PAM_DISABLE_MULTI_THREAD patch - when to apply and how

Products

CA Privileged Access Manager (PAM)

Issue/Introduction

A multi-threaded feature was introduced in PAM 3.3.1 to increase performance on scheduled jobs rotating passwords at regular intervals. Prior to the 3.3.1 release one PAM node in the primary site would run a scheduled job and update target accounts one by one. With the enhancement, all primary site nodes that are NOT in maintenance mode will execute update tasks within a scheduled job, and each node will have many threads executing the tasks in parallel. The number of threads depends on the size of the RAM available to the PAM server. For 16GB of RAM it's about 100, for 64 GB it's over 300.

The enhancement has the potential to dramatically reduce the duration of a scheduled job updating a large number of target accounts. It works best if there is one account per target server to update in a given job. An example would be a job that updates the root account on thousands of different Linux or UNIX servers every X days. However it can cause problems in the following scenarios:

(1) An account (service account) that is configured to update the password of other accounts (managed accounts) is updated in the same scheduled job as the managed accounts. This is a use case that the PAM administrator should avoid by scheduling updates of service accounts and managed accounts in separate jobs running at different times, and that made sense even before the introduction of the multi-threaded job execution.

(2) The job updates many target accounts in the same credential source, and the credential source cannot handle the large number of parallel updates. This includes the following cases:

(a) The credential source allows only a limited number of incoming connections. E.g. an Active Directory domain controller might have such a limit imposed. This can cause a random subset of the account updates in the scheduled job to fail.

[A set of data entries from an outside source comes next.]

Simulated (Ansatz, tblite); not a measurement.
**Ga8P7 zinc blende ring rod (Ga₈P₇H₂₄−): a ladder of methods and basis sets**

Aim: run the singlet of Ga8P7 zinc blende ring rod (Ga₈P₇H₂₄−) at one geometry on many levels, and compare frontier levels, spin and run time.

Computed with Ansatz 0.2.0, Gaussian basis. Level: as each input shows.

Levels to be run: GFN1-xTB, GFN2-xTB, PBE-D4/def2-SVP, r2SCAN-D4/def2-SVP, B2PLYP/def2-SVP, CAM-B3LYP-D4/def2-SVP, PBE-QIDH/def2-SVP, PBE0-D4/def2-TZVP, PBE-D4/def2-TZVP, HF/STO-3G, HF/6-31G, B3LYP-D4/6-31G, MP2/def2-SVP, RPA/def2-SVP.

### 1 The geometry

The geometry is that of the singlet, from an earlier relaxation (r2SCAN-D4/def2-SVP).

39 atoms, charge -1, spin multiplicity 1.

(b) A network appliance starts dropping connections when it detects what looks like a Denial of Service (DoS) attack on the credential source. Keep in mind that each password update involves multiple connections into the credential source. Update of an LDAP/AD account includes about half a dozen separate connections to a domain controller.

(c) The credential source defined in PAM is a load balancer, and a connection from PAM to the credential source may end on any of multiple servers behind the load balancer, such as a list of domain controllers for Active Directory implementations. For a single update, the multiple connections mentioned in (b) are likely to go to the same domain controller. But if there are many updates in parallel, load balancing is very likely to kick in, leading to cases where a service account may update the password of a managed account on domain controller A, but the subsequent verification of the new password is done on controller B, which does not have the new password yet and fails the update. This is a worst case scenario in that PAM will retain the old password, the new password in Active Directory is lost and the account is broken.

(d) The credential source, or the external component communicating with the credential source, cannot process the updates as fast as PAM submits them. An example was PAM's own Windows Proxy target connector. Up to the 4.0.1 release the Windows Proxy had a lock that serialized connections to remote Windows hosts to avoid conflicts in the Windows APIs used by the Proxy. When many jobs for remote local Windows accounts were submitted to the Proxy in parallel, they had to wait for the lock, and some of them could take too long to complete within the maximum time of 300 seconds that PAM allows for password update tasks. This also could lead to the problem where the password in fact is updated on the target device, but PAM retains the old password and the new password is unknown. The Account Passwords Update Attempts report for the scheduled job would show account updates failing after a duration of 300 seconds. This problem is resolved in PAM 4.0.2+ and 4.1+.

Resolution

If you find that many target accounts go out of sync when updated by a scheduled job, but can be updated w/o a problem one at a time by a PAM administrator, it is rather likely that the problem is with the parallel processing of the updates. If the speed of job execution is a major concern for you, and you cannot accept going back to sequential updates, you will have to work with PAM Support to find the best solution for your environment. If you do not see a problem with having accounts updated one by one in your scheduled jobs, we recommend that you apply the PAM_DISABLE_MULTI_THREAD patch available from the PAM Solutions and Patches page to your PAM servers.

This patch can be applied to nodes in an active cluster, but requires a reboot and therefore would have to be applied to one node at a time. The recommended sequence would be to patch nodes that are NOT site leaders (first node in a site) first, and the site leaders last. Always update only one node in an active cluster, and wait for it to come back and be in sync again before moving on to the next. Since only primary site nodes run password update tasks, start patching primary site nodes. If you are able to stop the cluster during a maintenance window, you can do so and patch all nodes in parallel before starting the cluster again.

Note that once the patch is applied, there will be a single thread processing password update tasks within scheduled jobs on each primary site node, similar to how it worked in releases prior to 3.3.1. However, there still is a difference in that all primary site nodes that are not in maintenance mode execute tasks. If you have multiple primary site nodes out of maintenance, there still will be some degree of parallelism in job execution.